Published: 08 Sep 2011 16:00 GMT+02:00 | Print version
Updated: 26 Sep 2011 15:24 GMT+02:00
Over half of all Norway’s 335,000 companies hiked their budgets for information technology, or IT, in 2011, according to a study commissioned by some of Norway’s 500 largest private and state companies.
Most, or nearly 80 percent, answered a study by saying their 2011 IT spend was aimed at growth — nearly double the number that used the “G” word in last year’s survey.
The study IT i Praksis presented by the Norwegian Computer Society and conducted by Rambøll Management Consulting with funding from newly merged EDB Edergo Group, also showed that business rarely stuck to its IT spending limits, with half of all budgets burst or never spent. Likewise, 14 percent of companies surveyed said their budgets were 14 percent lower in 2011, year-on-year.

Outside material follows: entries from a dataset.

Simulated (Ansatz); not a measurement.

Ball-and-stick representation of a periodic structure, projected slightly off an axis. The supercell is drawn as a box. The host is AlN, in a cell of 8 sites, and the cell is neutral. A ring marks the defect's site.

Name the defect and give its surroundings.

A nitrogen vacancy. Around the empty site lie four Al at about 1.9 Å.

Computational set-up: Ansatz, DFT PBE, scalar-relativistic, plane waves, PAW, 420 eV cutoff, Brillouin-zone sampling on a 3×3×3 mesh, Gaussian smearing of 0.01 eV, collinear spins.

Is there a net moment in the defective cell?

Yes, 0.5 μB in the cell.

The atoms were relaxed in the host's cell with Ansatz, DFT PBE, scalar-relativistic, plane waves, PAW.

Some thought controversial cloud computing, or “software as a service” (not a product we buy) was the reason for more spending.
“The last 12 months have seen growth that has outstripped many people’s expectation by a surprisingly wide margin,” said EDB chief exec Terje Mjøs.
He also warned that at least Denmark was now coming to grips with security of information issues to do with storing all our information with software makers rather than on the software we “bring home in a box”.
Meanwhile, one in two Norwegians works for the state, and the study was aimed at mapping trends in state enterprise as well as the private sector. Most IT budgets in both types of organizations were said to be aimed at “new projects”.
Companies owned in part by one of the two levels of government, mostly state or municipal, generally spent less on new IT, with just 41 percent saying they hiked their 2011 budgets.
Inline with stereotypes, perhaps, government-owned or run entities replied that they had spent 27 percent more than planned. Entirely private businesses reported spending 37 percent less than budgeted.
Norway’s tens of billions of oil dollars — just 3 million adults toying with the wealth neighbour Russia shares between 150 million people and six time zones — has been a torrent of funding for all sorts of municipal enterprise. While villages have hired philharmonics with stately, trickle-down cultural funding, municipalities are establishing internet service providers in control of families’ TV, internet and telephone services.
Some of those municipally owned IT companies were raking in money. The study revealed a 21 percent leap, with some 37 percent of businesses having bought new software as a service rather than as a product.
The expense saved on shipping and production has further swelled public coffers for those local governments involved in IT enterprises.